Wednesday, 14 August 2013

Managing identities in the cloud

CERN has 11,000 physicists who use the lab's facilities including the central IT department resoures. As with any research environment, there are many students, PhDs and other project members who join one of the experiments at CERN. They need to have computing accounts to access CERN's cloud but we also need to make sure these resources are handled correctly when they are no longer affiliated with the organisation.

Managing Users

For the CERN OpenStack cloud, we wanted complete integration with the site identity management system. With around 200 arrivals/departures per month, managing identities within OpenStack would have been a major effort.

CERN's users are stored in our Active Directory system which provides a single central password and user attribute store such as full name, organisational unit and location. We also define our user groups using Active Directory so that lists of members of an experiment can be centrally managed and applications share this master source of data for allocating roles to user groups.

Keystone provides the OpenStack authentication service including an LDAP back end. Working with the community during the Folsom release, we developed a number of patches so that Keystone was able to use the LDAP interface to Active Directory (see for details). This allows users from both the command line and Horizon GUI to use OpenStack with their standard credentials.

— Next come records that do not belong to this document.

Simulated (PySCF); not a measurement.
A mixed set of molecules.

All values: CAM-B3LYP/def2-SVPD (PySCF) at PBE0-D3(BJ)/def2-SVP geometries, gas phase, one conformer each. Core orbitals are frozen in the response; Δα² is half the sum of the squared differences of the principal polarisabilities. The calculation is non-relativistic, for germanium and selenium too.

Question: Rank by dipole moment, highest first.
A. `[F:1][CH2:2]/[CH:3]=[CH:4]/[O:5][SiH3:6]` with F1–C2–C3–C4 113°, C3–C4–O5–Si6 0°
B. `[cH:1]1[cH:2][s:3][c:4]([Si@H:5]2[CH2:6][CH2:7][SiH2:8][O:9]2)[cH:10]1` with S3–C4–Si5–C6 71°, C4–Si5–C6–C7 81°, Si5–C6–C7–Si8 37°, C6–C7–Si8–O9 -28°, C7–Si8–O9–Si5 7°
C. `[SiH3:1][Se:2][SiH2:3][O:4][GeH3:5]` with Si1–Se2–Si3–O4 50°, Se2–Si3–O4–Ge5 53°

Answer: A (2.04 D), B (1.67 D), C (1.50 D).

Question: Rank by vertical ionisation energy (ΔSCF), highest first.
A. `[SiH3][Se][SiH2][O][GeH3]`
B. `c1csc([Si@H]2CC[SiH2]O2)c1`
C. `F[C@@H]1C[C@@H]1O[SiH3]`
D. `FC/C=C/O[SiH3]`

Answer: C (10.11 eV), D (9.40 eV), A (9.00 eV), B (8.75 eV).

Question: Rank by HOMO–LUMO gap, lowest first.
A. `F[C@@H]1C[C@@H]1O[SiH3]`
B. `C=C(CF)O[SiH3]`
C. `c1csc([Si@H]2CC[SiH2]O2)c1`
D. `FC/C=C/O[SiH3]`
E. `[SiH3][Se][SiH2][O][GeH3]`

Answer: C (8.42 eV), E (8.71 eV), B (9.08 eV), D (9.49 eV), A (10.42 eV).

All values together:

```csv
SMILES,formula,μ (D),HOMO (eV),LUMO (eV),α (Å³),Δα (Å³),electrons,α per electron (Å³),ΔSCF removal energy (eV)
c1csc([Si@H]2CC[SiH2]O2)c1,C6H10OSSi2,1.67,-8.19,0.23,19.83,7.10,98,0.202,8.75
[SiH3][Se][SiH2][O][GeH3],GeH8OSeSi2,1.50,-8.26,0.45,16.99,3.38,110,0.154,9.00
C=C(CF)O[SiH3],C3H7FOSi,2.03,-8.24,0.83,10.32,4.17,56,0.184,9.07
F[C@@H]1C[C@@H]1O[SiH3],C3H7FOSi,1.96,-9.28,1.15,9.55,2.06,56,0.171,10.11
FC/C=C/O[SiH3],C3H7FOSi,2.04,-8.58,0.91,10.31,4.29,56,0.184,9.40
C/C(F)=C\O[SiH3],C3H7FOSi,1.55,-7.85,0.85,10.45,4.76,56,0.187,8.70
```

Where we can, we leave the LDAP schema read-only since there are many other dependencies and major schema changes can cause significant disruption.

Multiple Identities

Historically, users have multiple accounts at CERN.
  • Primary account which is used for their prime activity
  • Secondary accounts are used for cases where you wish a different identity. Typical examples are where an administrator would need an account that would provide standard user rights for documentation or an ultra account which is rarely used
  • Service accounts which are shared. Here the user is responsible for the account but is able to transfer the account to another user. Typical examples would be an account used for running a daemon or an application internal resource.
As examples, timbell (my primary account for my day to day work), timothybell (my secondary to simulate a typical low privilege user profile for documentation) and owncloud (a service account related to a specific application).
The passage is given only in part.